Systematic random sampling | AP Statistics | Khan Academy
In this video, we're going to talk about random sampling, which we've already talked about in other videos. We're going to compare what we already know about simple random sampling to a new type of random sampling that we're going to introduce in this video, and that is systematic random sampling.
So let's look at an example. Let's say that there is a concert that is happening and we expect approximately 10,000 people to attend the concert. We want to randomly sample people at the concert. Maybe we want to do a study on how do people get to the concert? Do they drive and park? Do they ride with a friend? Do they take an Uber or a cab of some kind? We want to find a random sample, ideally without bias, to survey people.
There are a couple of ways you could do it. You could try to do a simple random sample, and that might be a case of if you could somehow get the names of all 10,000 people and put them into a big bowl like this. Then, let's say you want to sample 100 people. You could just mix up all the names, maybe on these little pieces of paper, ten thousand of them, and then pull them out, and pull out a random sample of a hundred of them. That would be a simple random sample.
But you could already imagine there might be some logistic difficulties in doing this. How are you going to get the 10,000 names? Are you going to write them on a piece of paper? You’d have to really mix some good so it's truly random who you're picking out. So, are there other ways of doing a random sample? And as you can imagine, yes, there are, and that's where systematic random sampling is useful.
One way to think about systematic random sampling is that you’re going to randomly sample a subset of the people who are maybe walking into the concert. So, let's say people get to the concert and they start forming a line to get into the concert. What you want to do in systematic random sampling is randomly pick your first person. There are a bunch of ways that you could do that.

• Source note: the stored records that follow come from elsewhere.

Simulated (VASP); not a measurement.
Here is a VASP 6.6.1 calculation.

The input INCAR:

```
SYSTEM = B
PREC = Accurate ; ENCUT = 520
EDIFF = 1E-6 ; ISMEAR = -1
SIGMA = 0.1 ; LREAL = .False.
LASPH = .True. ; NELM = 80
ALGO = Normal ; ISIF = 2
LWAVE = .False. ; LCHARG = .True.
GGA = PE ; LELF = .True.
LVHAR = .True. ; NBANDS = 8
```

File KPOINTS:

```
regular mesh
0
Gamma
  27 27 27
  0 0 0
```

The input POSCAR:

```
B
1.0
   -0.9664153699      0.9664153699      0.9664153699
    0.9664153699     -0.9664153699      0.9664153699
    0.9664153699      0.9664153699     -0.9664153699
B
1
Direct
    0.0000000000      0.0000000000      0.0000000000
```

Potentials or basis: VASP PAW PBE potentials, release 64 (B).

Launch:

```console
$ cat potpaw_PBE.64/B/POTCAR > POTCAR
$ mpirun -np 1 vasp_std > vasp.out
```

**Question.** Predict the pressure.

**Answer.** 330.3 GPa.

Let’s say you have a random number generator that’ll generate a number from 1 to 100, and that’s going to be the first person you survey. If that random number generator generates a 37, then you're going to start with the 37th person in line. So you pick that first person randomly; you survey them. Remember, our goal is to sample about a hundred people out of ten thousand, so we want to roughly sample one out of every hundred people.
What you do there is, once you have that first person that you're sampling, you then sample every 100th person after that. That's called sometimes the sample interval. The reason why 100 people is because, if you sample every 100th person after that, you're going to roughly get 100 people in your sample out of a total of 10,000.
So this is going to be after 100, you’re going to sample someone else, and then after another 100, you’re going to sample someone else. Now, the reason why this is useful is that you could say, okay, that first person was random, and then every person after that it doesn't seem like there would be any bias for why they would be the hundredth person after that first person.
You don't want to just do the first hundred people because those might be the early birds, the people who maybe disproportionately parked or planned early or had some bias in some way. So you do want to make sure that you’re getting, you know, both the beginning, the middle, and the end of the line, which this method helps.
Now, we have to be careful; even systematic random sampling is not foolproof. There's a situation where inadvertently even this system has bias. Let’s say that this is the arena; this is a top view of the arena right over here, and this is the line of people coming in. This is where you are standing, and you are counting every hundredth person.
But maybe, let’s say there’s a tree right over here, and maybe there’s a road; I'm making this quite elaborate, so maybe there is a road right over here. A lot of people, maybe all of the people who are walking or taking a cab, are coming from this direction, and maybe all the people from the parking lot are coming from this direction.
And maybe you have a police officer right over here who is doing crowd control, who lets 50 people—50 of these people—in, followed by 50 of these people in. Well, in that situation, every 100th you might end up just sampling one side or the other. So you have to make sure that there isn't some bias that's being introduced into this line somehow that might distort your sample.